CNT is the material choice for EUV pellicles used in high power EUV scanners

Extreme ultraviolet (EUV) lithography is the driving force behind the mass production of advanced microchips with smaller node sizes. By enabling novel transistor design and chip manufacturing, EUV process continues to propel Moore’s Law forward, transforming products and entire industries. EUV pellicles are a key component in the lithography process, as they protect the mask (reticle) from particle contamination. Pellicles must be able to withstand extreme vacuuming and venting environments. Carbon nanotubes are emerging as the most promising material for EUV pellicles used in high-power EUV scanners, due to their mechanical and thermal properties.

The impact of EUV lithography technology is already evident in modern-day devices. Chances are if you own a relatively new smartphone, computer, or smartwatch you’re most likely experiencing the direct benefits of EUV technology. Within each of these devices are highly advanced microchips, which house billions of transistors. And with each new generation, chipmakers continue to increase the transistor density to create even more advanced chips. Using wavelength of 13.5 nm, EUV systems pattern the finest lines of the microchips. They are used in the high-volume manufacturing to create state-of-the-art microchips under 7nm.

A key constraint affecting EUV lithography uptake is the risk of printing defects due to any build up of tiny particles. To mitigate this issue EUV pellicles are used, which protect the photomask (reticle) from particles. The EUV pellicles are placed inside the lithography machine just above the mask (akin to a stencil containing the blueprint of the pattern to be printed on the wafer), and their job is to filter nano-scale particles that would otherwise land on the mask, and be printed on the wafer, causing damage on the chips.

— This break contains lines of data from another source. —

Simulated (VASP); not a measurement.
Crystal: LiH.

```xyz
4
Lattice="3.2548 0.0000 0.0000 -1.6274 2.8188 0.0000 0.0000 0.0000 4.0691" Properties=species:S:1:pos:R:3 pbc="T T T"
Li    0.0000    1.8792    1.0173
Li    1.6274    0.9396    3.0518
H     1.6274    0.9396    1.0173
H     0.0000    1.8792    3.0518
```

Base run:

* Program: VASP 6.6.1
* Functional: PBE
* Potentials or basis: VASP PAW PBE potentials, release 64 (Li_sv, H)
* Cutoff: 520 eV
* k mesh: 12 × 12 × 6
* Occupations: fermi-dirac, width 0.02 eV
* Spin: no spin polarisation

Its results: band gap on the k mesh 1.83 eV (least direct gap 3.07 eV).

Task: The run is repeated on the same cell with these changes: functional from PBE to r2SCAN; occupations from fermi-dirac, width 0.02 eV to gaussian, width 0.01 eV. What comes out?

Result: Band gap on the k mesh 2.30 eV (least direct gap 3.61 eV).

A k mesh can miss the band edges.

The next-generation high-NA ASML scanner will introduce high power levels exceeding 500 W, enabling the next step in efficiency. Nevertheless, higher power levels and mask (reticle) acceleration cause high heat loads and mechanical stress on the EUV pellicles. Due to their mechanical and thermal properties, carbon nanotubes are emerging as the most promising material for EUV pellicles.

Carbon nanotube pellicles can be made exceedingly thin with very high transparency at EUV wavelengths. This combined with the exceptional mechanical and thermal properties of carbon nanotubes can dependably provide a solution to the challenges of next-gen high-NA EUV lithography.

ASML recently mentioned at the SPIE conference held in San Diego in February 2023, that carbon nanotube is the most promising material for EUV pellicles for the high-power scanners.

Canatu has developed carbon nanotube pellicles with partners for already five years. The key benefits of the uncoated Canatu CNT membranes include high transmittance (>97%T at EUV), minimal flare (<0.2%), and high thermal stability in vacuum (>1500°C). High transmittance means more EUV light passes through the pellicle and reaches the wafer, increasing throughput. Low flare (scattering) ensures even the tiniest features can be printed on the wafer with high precision without pattern distortion. High heat resistance, chemical inertness and high tolerance to pressure differentials ensure our EUV pellicles can withstand vacuuming and venting cycles of the next-gen scanner environment while sustaining their optical properties.

Canatu and its partners have made significant progress in resolving the remaining challenges related to the pellicles’ lifespan in the hydrogen scanner environment. Since 2021, Canatu has been manufacturing CNT membranes for another EUV ecosystem device, demonstrating the scalability and repeatability of Canatu’s unique dry deposition process. Canatu’s unique carbon nanotube manufacturing method preserves the pristine quality of the carbon nanotubes, ultimately resulting in superior product performance.

Canatu’s vision is to create the most advanced carbon nanotubes for industry-transforming products, such as cutting-edge microchips, in support of the continuation of Moore’s Law.